State of DDD
I still remember the first project where we tried to follow the DDD principles. We were working in a bank, and writing a connector to an electronic broker. For 2 days following the deployment of the first version of our system, we heard nothing about it. This was quite unusual. The broker finally called us to say there was a bug in the way we were handling one message. We did not open the debugger. We only checked our logs. This was enough to explain which business rules where used, and that we thought we were right. 2 more days later, they admitted the bug was on their side.
Granted, this success might also have resulted from all our other eXtreme Programming practices. Still, putting the business logic before technology proved both very effective and sustainable.
15 years later, we’re only starting to hear a bit more about DDD. With the microservices trend, people are wondering “What boundaries should our services have?” DDD’s Context Map is one of the few serious answers available.
Why isn’t an effective concept like DDD more widely adopted?
The barriers to DDD
There are many reasons why DDD is not ubiquitous 😉. First of all, the complexity it brings is not justified for every project. Second, it explicitly builds on top of XP. It almost states merciless refactoring, unit testing and ‘whole team’ as pre-requisites. XP’s adoption is already small, which does not help DDD’s adoption either!
💡 Its awkward vocabulary is one of the reasons why DDD is not more widely adapted.
There’s a third reason why DDD still does not have the place it deserves: its awkward vocabulary! Here are a few examples:
- Ubiquitous language
- Bounded contexts
- Upstream / Downstream
- Relationships patterns (Shared Kernel, Conformist, Open Host API, Published Language …)
- Hexagonal architecture (Even if not directly DDD)
All these contribute to make DDD look very abstract, and not practical. This is where Event Storming can help. Let’s see how.
Event Storming in a nutshell
Event Storming is a collaborative design workshop. Using a big wall and post-its, a group of people can draft a software system design in a few hours.

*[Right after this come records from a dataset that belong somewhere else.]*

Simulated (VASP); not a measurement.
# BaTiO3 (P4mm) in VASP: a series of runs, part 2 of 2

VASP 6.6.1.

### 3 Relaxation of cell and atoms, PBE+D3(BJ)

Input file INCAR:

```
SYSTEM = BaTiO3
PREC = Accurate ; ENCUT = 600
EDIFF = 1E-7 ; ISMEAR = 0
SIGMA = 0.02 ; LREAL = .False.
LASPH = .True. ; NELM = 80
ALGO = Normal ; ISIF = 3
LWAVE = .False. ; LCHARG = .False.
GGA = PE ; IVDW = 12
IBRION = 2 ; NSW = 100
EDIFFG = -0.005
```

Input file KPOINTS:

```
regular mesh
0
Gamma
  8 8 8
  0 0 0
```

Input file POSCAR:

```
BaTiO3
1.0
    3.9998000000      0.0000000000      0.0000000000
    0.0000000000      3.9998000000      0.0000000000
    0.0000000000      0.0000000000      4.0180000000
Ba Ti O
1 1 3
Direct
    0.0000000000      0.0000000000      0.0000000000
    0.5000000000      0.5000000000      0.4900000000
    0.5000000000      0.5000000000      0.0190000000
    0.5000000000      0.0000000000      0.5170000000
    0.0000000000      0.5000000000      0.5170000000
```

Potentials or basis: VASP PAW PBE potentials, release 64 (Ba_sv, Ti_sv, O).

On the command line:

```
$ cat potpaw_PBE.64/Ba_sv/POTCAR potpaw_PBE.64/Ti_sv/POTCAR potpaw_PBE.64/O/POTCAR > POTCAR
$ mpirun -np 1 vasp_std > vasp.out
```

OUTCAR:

Alberto Brandolini invented it as a way to design Event Sourced systems. The workshop itself is pretty intuitive. The rules are straightforward and rely on natural human metaphors. After 1 hour in, people feel at home with Event Storming.
If you want to learn more about Event Storming, check my series of post on the topic.
How to use Event Storming to get people to do DDD without knowing?
Alberto was an early member of the DDD community. Event Storming has huge bias towards analyzing the system from the point of view of the domain. During the Event Storming workshop, many DDD concepts will emerge. For example: Business Events, Bounded Contexts, Actors, Aggregates…
This natural emergence of concepts is a great opportunity to explain to people what they are. Here are a few Event Storming tricks I use to make DDD more accessible.
Although nobody understands Bounded Context from the start, everyone gets ‘Functional Area’. Granted, Bounded Context is a more precise name. It’s also a lot easier to forget it and only mention ‘Functional Areas’ during the Event Storming. People will understand it straightaway.
💡 Talk about Functional Area instead of Bounded Context.
Ubiquitous Language is a great name… once you get it! It’s easier not to scare everyone out by using ‘shared vocabulary’ instead.
💡 Talk about Shared Vocabulary instead of Ubiquitous Language.
Having the upper hand
The blue book introduces the notion of upstream/downstream relationship between bounded contexts. This concept is very valuable in practice. Unfortunately, it’s not so easy to explain during a workshop. The best introduction I found is “Who has the upper hand in the relationship?”
I also use a special activity to explain it further. I ask people to place a few typical situations upstream or downstream. If you want more details, I wrote a whole post about this activity.
The blue book also contains a full pattern language about bounded context relationships. This is of tremendous value to build a conscious functional architecture. Unfortunately, this part of the book is also pretty abstract and difficult to read.
Hopefully for us, Event Storming can help here too. After a while in the workshop, the system should feel more concrete. That allows to introduce the patterns in a less abstract way.
💡 Use radars and storytelling to introduce Bounded Context relationship patterns.
I use a special activity for that. It relies on storytelling and visual radars to compare the patterns. With this, I have had success to introduce the patterns smoothly to attendees.
Aggregate is another concept introduced in the blue book that is not easy to grasp. Explanations involving invariant and consistency don’t make it easier to understand.
Alberto Brandolini himself suggests using a technique he calls ‘Blank aggregates’. At the design level phase, don’t ask people to come up with Aggregates. Instead, put empty post-its and ask people to write business rules. Don’t mention aggregates yet.
Only later ask them to group the business rules ‘as-they-would-with-code’. Developers usually get this well. They’ll naturally find good names for these Aggregates (of business rules).
Don’t be a Smug DDD Weenie. You’ll have difficulties to persuade people to jump into DDD. It’s a lot easier to setup a workshop, and get started. For your next feature, product or refactoring effort, start with Event Storming!